Our First W3C TPAC & Our Mission to standardize the Multilingual Web

Inspiring conversations with Tim Berners Lee, a nice chat with Mike Smith – W3C member Cocomore was at the 2012 W3C TPAC in Lyon, France. The W3C Combined Technical Plenary / Advisory Committee Meetings Week, or TPAC, brings together W3C Groups, the Advisory Board, the Technical Architecture Group (TAG) and the Advisory Committee for coordinated work and exciting sessions about current W3C topics.

Besides the opportunity to get in touch with developers and managers of global players like Google, Microsoft, Facebook, Mozilla, Sony, Adobe and Panasonic, it was great to see that medium-sized companies like us also are considered vital to the future of the Web. For us it has been great to experience first-hand that companies like Cocomore can influence what the Web will look like in the future through the W3C. The HTML working group was intensely discussing current issues with the HTML5 standards. After the Last Call period 53 attendees and 71 observers started to gather further feedback from the community. It really was fascinating how developers from all over the world were passionately exchanging their positions to reach a common goal – namely, defining HTML5, the future of the Web.

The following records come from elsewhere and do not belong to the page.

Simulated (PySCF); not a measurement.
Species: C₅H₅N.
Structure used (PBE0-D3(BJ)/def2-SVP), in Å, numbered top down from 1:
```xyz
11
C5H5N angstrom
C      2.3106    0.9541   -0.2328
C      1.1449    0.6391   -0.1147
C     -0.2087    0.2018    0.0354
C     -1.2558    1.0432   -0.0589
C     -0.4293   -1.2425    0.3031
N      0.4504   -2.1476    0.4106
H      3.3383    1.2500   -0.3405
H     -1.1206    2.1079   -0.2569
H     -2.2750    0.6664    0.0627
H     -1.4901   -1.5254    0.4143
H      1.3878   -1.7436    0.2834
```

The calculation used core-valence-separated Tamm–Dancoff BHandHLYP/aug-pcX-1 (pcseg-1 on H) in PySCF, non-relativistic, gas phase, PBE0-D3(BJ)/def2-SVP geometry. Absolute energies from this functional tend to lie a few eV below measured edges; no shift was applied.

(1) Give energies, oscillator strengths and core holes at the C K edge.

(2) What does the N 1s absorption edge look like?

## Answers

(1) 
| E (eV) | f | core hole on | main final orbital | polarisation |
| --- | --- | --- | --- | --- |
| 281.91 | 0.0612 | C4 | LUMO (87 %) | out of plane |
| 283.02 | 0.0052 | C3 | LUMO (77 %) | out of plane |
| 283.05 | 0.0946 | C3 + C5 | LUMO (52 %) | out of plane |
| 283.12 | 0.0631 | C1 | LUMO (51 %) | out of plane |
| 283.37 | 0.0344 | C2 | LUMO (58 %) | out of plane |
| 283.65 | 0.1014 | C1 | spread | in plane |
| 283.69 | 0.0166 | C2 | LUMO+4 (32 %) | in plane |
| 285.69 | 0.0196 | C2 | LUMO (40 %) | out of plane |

The MultilingualWeb-LT Working Group moved forward at an equal pace. W3C members interested in driving the multilingual Web forward met for two days to finalize the standard for the Last Call phase. As the deadline for the Last Call – November 30th, 3012 – was close, the group discussed final changes to the standard to stabilize it. Developing the Multilingual Web with Drupal

But what is the actual work we’re doing within W3C as a Drupal agency? First, we are developing a new standard called ITS 2.0 – Internationalization Tag Set. “It is designed to foster the creation of multilingual Web content, focusing on HTML, XML based formats in general, and to leverage localization workflows based on the XML Localization Interchange File Format (XLIFF).” By ITS 2.0 the MultilingualWeb-LT initiative is secondly able to provide an open source solution for a standardized workflow for human machine translation.

Our mission within the W3C is to develop a new standard for the Multilingual Web. Our work within the W3C’s MLW-LT working group is important because there currently are three gaps in the chain of content processing and consumption on the web. As all of you who have worked on a multilingual Drupal project know, dealing with multilingual content and translations is a complex endeavor that can cause developers, translators or content creators some nightmares. What if some words like names, countries, or products and brands should not be translated? The usual machine translation services don’t “know” about metadata in the source content, like “what parts of the text should be translated and what not?” The same issues are hidden in the databases from which the translated text has been generated. Up to now there isn’t much description available, which was the basis for generating the frontend web pages. Gap number three is the clear description of metadata. Thus the mission of the MultilingualWeb-LT project is: Develop methods, guidelines and standards to enhance the quality, (re)usability and interoperability of language datasets and processing tools; promote and support open repositories of research results and development/training resources of general interest.(http://www.w3.org/International/wiki/images/6/6d/MultilingualWeb_TA_v5_Feb2010.pdf)

The solution: For the last year we have been developing a module for Drupal called mlw_lt which content editors can use to mark up text passages for being able to see, for example, non-changing parts within a text immediately. The editors can use the module to place specific tags within the text without touching the code to ease the human and machine translation workflow. The view is related to a common wysiwyg editor. Special editing buttons are used to highlight text parts which are important for the machine translation process on the one hand and for the human translator on the other hand. Mark-ups for words which shall not be translated, locales and further text descriptions can be added.

The enriched text now will be sent from the Drupal CMS to a Language Service Provider (LSP) on side of a language agency where the machine translation process does the first translation by noting the standardized metadata. After finishing the first translation draft the text will be sent to a human translator who reviews it for quality assurance. The accomplished translation returns to the Drupal CMS to be used. To ease this return-process we have developed an automatic synchronization which checks every 15 minutes whether the text has been translated or not. In case it has been translated the CMS automatically pulls it back.

This MultilingualWeb-LT project funded by the European Commission is still running until mid 2013 and we’re keen on every feedback from the community concerning our Drupal module mlw_lt.